Science & Engineering
Logic Gate Simulator
Simulate AND, OR, NOT, NAND, NOR, XOR, XNOR, and BUFFER logic gates. Toggle inputs and see the output with a truth table.
Output is HIGH only when ALL inputs are HIGH.
Logic gate reference
Logic gates are the fundamental building blocks of all digital circuits. Each gate takes one or more binary inputs (0 = LOW / false, 1 = HIGH / true) and produces a single binary output according to a fixed truth table.
| Gate | Symbol | Inputs -> Output | Plain English |
|---|---|---|---|
| AND | ⊓ | 1,1 -> 1; all others -> 0 | Output is 1 only when both inputs are 1. |
| OR | ⊔ | 0,0 -> 0; all others -> 1 | Output is 1 when at least one input is 1. |
| NOT | ◯ | 0 -> 1; 1 -> 0 | Inverts the input (single input only). |
| NAND | ⊓̄ | 1,1 -> 0; all others -> 1 | AND followed by NOT. Universal gate - any circuit can be built from NANDs. |
| NOR | ⊔̄ | 0,0 -> 1; all others -> 0 | OR followed by NOT. Also a universal gate. |
| XOR | ⊕ | same -> 0; different -> 1 | Output is 1 when inputs differ. Used in binary addition. |
| XNOR | ⊙ | same -> 1; different -> 0 | Inverted XOR. Output is 1 when inputs are equal. |
How to build a circuit
Drag gates from the palette onto the canvas. Connect an output pin (the right side of a gate) to an input pin (the left side of another gate) by clicking and dragging between them. Toggle input switches to change their value between 0 and 1, and watch the signal propagate through your circuit in real time. Delete a wire by clicking it; delete a gate by selecting it and pressing Backspace.
Example circuits to try
- Half adder: XOR two inputs for the sum bit; AND the same two inputs for the carry bit. This is the core of binary addition.
- Full adder: Chain two half adders with an OR gate. Adds three bits (A, B, carry-in) and outputs a sum and carry-out.
- SR latch: Cross-couple two NOR gates (or two NAND gates). The circuit remembers its last state - the simplest form of digital memory.

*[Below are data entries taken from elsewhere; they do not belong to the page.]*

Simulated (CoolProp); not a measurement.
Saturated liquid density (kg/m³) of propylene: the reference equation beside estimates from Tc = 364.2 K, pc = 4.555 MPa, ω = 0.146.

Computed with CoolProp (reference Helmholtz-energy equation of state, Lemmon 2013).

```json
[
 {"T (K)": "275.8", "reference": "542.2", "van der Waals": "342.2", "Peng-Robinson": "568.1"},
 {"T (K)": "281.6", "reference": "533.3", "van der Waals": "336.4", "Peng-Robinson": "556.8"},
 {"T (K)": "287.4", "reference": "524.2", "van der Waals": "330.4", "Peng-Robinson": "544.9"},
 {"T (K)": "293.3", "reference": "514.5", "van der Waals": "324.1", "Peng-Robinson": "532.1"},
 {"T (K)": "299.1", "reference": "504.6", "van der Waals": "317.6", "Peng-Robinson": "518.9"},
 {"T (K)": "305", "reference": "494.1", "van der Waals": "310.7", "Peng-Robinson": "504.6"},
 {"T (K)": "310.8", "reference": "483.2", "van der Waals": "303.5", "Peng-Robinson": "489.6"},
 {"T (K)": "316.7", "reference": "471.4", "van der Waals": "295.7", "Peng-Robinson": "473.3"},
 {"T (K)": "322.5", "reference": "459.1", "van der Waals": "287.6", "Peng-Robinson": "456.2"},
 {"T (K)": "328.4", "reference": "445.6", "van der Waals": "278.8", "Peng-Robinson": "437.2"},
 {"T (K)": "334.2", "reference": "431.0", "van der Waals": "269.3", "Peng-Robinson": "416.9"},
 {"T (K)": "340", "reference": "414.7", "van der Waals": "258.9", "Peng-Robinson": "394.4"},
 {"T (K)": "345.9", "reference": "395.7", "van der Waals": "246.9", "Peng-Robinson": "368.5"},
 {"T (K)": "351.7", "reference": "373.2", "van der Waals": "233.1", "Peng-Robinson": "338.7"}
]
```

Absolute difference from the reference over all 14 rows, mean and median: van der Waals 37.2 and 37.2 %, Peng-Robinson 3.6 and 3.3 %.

- D flip-flop: A clocked SR latch that captures the input value on the rising edge of a clock signal. The foundation of registers and RAM.
Why logic gates matter
Every microprocessor, memory chip, and digital device is ultimately composed of billions of transistors wired together to behave like logic gates. NAND and NOR gates are called universal because any Boolean function - no matter how complex - can be implemented using only one type of universal gate. The ability to compose simple gates into arbitrarily complex computations is the foundation of all of computing: arithmetic, memory, control flow, and every app running on every device.
Boolean algebra laws
Boolean algebra provides rules for simplifying logic circuits before building them - fewer gates means lower cost, less power, and faster switching:
| Law | AND form | OR form |
|---|---|---|
| Identity | A · 1 = A | A + 0 = A |
| Null | A · 0 = 0 | A + 1 = 1 |
| Idempotent | A · A = A | A + A = A |
| Complement | A · Ā = 0 | A + Ā = 1 |
| Distributive | A(B + C) = AB + AC | A + BC = (A+B)(A+C) |
| De Morgan's | NOT(A · B) = Ā + B̄ | NOT(A + B) = Ā · B̄ |
De Morgan's theorems are especially useful: they let you replace NAND gates with OR gates (and vice versa) by pushing the NOT inside. This is how circuits using only NAND gates can implement OR and NOT functions.
Universal gates
NAND and NOR are each individually universal - any logic circuit can be built from only NAND gates, or from only NOR gates. This has major practical importance:
- Early integrated circuits (e.g., TTL 7400 series) were manufactured as all-NAND or all-NOR chips. Designers implemented every other gate type using combinations of NANDs, reducing the number of distinct ICs needed in a design.
- Modern CMOS fabrication naturally produces NAND and NOR structures with minimum transistor count - 4 transistors for NAND vs. 6 for AND - making universal gates the most area-efficient building blocks.